The American writer Suzanne Kamata had lived in Japan for more than half of her life, yet she had never explored the small nearby islands of the Inland Sea. The islands, first made famous by Donald Richie’s The Inland Sea 50 years ago, are noted for displaying artwork created by prominent, and sometimes curious, international artists and sculptors: Naoshima’s wealth of museums, including one devoted to 007, Yayoi Kusama’s polka dot pumpkins, Kazuo Katase’s blue teacup, and a monster rising out of a well on the hour in Sakate, called Anger at the Bottom of the Sea to name a few.

Spurred by her teen-aged daughter Lilia’s burgeoning interest in art and adventure, Kamata sets out to show her the islands treasures. Mother and daughter must confront several barriers on their adventure. Lilia is deaf and uses a wheelchair. It is not always easy to get onto — or off of — the islands, not to mention the challenges of language, culture, and a generation gap. A Girls Guide to the Islands takes the reader on a rare visit by a unique mother and daughter team.


“Heart-lifting and inspiring, A Girls’ Guide to the Islands explores the restorative and often-unexpected way that travel breeds connection not only with the world around us, but within ourselves and–most importantly–each other.

–Nicole Trilivas, author of Girls Who Travel

Touring art museums with a teenager may not sound like everyone’s idea of a good time, and at the beginning of this pocket-sized memoir, Shikoku-based writer Suzanne Kamata finds herself wondering how she can renege on a promise to take her daughter to a Yayoi Kusama art exhibit in Osaka.

Traveling for the duo is fraught with more than the typical difficulties: Kamata, an American, uses sign language to communicate with her daughter, who copes with hearing challenges and gets around by wheelchair. However, after the Osaka trip is successful, Kamata vows to take advantage of her daughter’s burgeoning interest in art and embarks on a mother-daughter odyssey to visit some of the stunning exhibits scattered around the islands of Japan’s Inland Sea.

In the process the pair build more than memories, as seeing things through her daughter’s eyes is a catalyst for new discoveries and self-reflection for the author. Meanwhile, her daughter emerges as a character in her own right, as colorful as Kusama’s famous dotted pumpkins.

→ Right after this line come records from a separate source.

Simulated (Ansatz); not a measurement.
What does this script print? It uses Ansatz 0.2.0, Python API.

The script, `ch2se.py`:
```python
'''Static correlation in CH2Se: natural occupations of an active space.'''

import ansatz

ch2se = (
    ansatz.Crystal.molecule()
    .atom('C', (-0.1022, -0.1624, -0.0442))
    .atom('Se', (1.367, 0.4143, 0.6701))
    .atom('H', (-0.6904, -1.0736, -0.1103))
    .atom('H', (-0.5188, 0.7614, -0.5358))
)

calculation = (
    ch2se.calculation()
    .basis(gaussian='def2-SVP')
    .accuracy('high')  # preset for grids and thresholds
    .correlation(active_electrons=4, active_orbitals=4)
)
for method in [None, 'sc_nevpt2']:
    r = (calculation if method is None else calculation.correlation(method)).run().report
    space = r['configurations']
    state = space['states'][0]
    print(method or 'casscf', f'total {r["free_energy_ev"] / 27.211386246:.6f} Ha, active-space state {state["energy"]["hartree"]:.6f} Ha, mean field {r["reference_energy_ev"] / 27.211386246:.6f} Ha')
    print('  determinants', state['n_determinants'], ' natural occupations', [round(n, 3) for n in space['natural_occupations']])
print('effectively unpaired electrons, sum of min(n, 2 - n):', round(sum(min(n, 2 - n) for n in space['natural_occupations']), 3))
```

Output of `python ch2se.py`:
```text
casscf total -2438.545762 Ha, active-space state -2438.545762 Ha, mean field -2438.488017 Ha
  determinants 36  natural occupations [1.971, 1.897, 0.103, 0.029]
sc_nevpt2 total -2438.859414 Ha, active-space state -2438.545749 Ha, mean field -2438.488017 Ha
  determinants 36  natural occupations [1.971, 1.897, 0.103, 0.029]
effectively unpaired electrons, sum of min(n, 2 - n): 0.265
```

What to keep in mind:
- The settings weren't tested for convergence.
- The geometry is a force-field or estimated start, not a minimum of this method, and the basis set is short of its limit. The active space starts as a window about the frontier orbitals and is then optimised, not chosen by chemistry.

This book offers multiple perspectives that would appeal to anyone interested in travel, art, accessibly issues or parent-teen relationships. Kamata’s style is as fresh and breezy as the winds that whip the islands she writes about.

As the book closes, Kamata offers the bittersweet observance that her daughter, now in her mid-teens, is gravitating more toward friends than family, making Kamata all the more glad she made the effort to travel together. Kamata’s fans are likely to be grateful, too.

–Louise George Kittaka “The Japan Times”

A Girls’ Guide to the Islands follows author Suzanne Kamata’s journey with her daughter, Lilia, into the remote realm of the Seto Inland Sea’s world-class art collection. Beautiful in its directness and honesty, A Girls’ Guide examines the nature of accessibility and independence as Kamata and Lilia face challenges physical, emotional and artistic. The trip yields unexpected, occasionally amusing adventures as the two women explore new landscapes as well as their own changing relationship.

–Kelly Luce, author of Pull Me Under

[A Girls’ Guide to the Islands] is a young adult book which beautifully captures the unique scenery and special features of each place Kamata and her daughter visit. But also one which vividly portrays life in Japan with a disabled child. Kamata challenges assumptions about disabled people and the obstacles they face with everything from the restroom to the art gallery. By the end …, readers find themselves back home again, full of memories from an unforgettable journey.